Cataleya’s version of knocking
COLOMBIANA makes a kickass showcase for the physical fitness and screen presence of slim siren Zoe Saldana, and displays commensurate panache in the action direction from Robert Megaton (surely a fitting name for a cinema combat wrangler). Since the script’s situations and dialogue don’t elevate the absurdity of the story, it’s The Look that counts in this 2011 pulper, another nihilism exercise in body counts from the Highly Unlikely school.
As a child in Bogota, ‘Cateleya’ witnesses her family murdered by drug dealers. She escapes (in a dizzying sequence) and grows up into a super-trained contract killer (Saldana) who –what else?–Vows Revenge. That gets dished out in a series of slick, amusing if ridiculous payback scenes that lose acceptance-pressure at about the halfway point through the 108 minutes.

Cataleya ponders what the diablo it all means
Cinematography is aced (Romain Lacourbas), Zoe basically looks to kill for, and the girl-power theme pulled in $61,000,000 against a laydown of $35,000,000, with a sequel in the works. Not strong on rational analysis, but who tunes into this stuff for smarts? You watch to see sex-sizzler Saldana slaughter scumbags. Mission accomplished.
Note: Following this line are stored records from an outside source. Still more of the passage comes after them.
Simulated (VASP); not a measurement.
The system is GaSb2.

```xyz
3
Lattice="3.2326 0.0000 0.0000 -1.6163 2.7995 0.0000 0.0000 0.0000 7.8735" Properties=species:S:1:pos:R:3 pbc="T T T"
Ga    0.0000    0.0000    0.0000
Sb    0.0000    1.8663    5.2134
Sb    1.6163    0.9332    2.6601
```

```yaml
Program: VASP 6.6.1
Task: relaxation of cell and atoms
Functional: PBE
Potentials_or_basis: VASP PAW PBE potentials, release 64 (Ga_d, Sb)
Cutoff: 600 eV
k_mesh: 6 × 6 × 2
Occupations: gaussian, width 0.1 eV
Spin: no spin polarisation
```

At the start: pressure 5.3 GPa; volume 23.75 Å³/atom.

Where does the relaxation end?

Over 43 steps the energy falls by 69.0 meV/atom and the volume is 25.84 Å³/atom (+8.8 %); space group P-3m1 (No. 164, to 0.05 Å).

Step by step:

Cataleya deserves a boy break
With Michael Vartan, Jordi Molla, Cliff Curtis, Lennie James and a bunch of guys who get wasted (via sharks, even) by our lean-muscled heroine. Producer & co-writer Luc Besson has a securely established thing for hot chicks who can out-kick, out-shoot and out-last, since he preceded this vengeance vixen with Le Femme Nikita (Annie Parillaud), Leon (Natalie Portman), The Fifth Element (Milla Jovovich) and Bandidas (Salma Hayek & Penelope Cruz). He followed this with Lucy (Scarlett Johansson). He really needs to make at least one movie about a serene grandmother who hums ‘Greensleeves’ while feeding deer.